Hi Riccardo,

On 10/06/2020 5:51 pm, Riccardo Ghetta wrote:
Hi,
as an user, the "lua use case" is right what I need at work.
I realize that for python this is a niche case, and most users don't need any of this, but I hope it will useful to understand why having multiple independent interpreters in a single process can be an essential feature. The company I work for develop and sells a big C++ financial system with python embedded, providing critical flexibility to our customers. Python is used as a scripting language, with most cases having C++ calling a python script itself calling other C++ functions. Most of the times those scripts are in workloads I/O bound or where the time spent in python is negligible. > But some workloads are really cpu bound and those tend to become GIL-bound, even with massive use of C++ helpers; some to the point that GIL-contention makes up over 80% of running time, instead of 1-5%. And every time our customers upgrade their server, they buy machines with more cores and the contention problem worsens.

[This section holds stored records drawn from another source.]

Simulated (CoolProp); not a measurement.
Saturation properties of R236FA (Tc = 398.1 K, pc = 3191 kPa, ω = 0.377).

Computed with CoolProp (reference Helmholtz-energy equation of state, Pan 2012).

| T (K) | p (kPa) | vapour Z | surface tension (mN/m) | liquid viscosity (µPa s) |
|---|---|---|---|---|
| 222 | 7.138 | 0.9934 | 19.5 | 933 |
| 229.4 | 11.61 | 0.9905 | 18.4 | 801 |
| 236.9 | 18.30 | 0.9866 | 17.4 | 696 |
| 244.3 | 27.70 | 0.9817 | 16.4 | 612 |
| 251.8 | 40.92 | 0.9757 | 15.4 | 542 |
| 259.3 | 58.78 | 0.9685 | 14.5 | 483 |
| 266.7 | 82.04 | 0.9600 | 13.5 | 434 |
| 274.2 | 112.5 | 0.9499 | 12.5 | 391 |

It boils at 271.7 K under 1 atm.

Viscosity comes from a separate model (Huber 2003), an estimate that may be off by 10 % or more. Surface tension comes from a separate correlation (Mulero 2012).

Different interpreters need to operate in their own isolated address space, or there will be horrible race conditions.
Regardless of whether that separation is done in software or hardware,
it has to be done.

Whenever data contained in a Python object is passed to C/C++ code, there are two ways to do it. Either pass the whole object, or a reference to the underlying data. By passing the underlying data, you can release the GIL, and your problem is solved, or at least alleviated. If you can't do that, and must pass the object, then all accesses to that object must be protected by a per-interpreter lock. That's because interpreters need to operate serially, or you'll get horrible race conditions.

If you need to share objects across threads, then there will be contention, regardless of how many interpreters there are, or which processes they are in.

Obviously, our use case calls for per-thread separate interpreters: server processes run continuously and already consume gigabytes of RAM, so startup time or increased memory consumption are not issues. Shared state also is not needed, actually we try to avoid it as much as possible.
In the end, removing process-global state is extremely interesting for us.

If the additional resource consumption is irrelevant, what's the objection to spinning up a new processes?

Cheers,
Mark.

P.S.
Do try passing the underlying data, not the whole object, and dropping the GIL when calling back into C++. It can be effective. CPython already drops the GIL for some computational workloads implemented in C, like compression.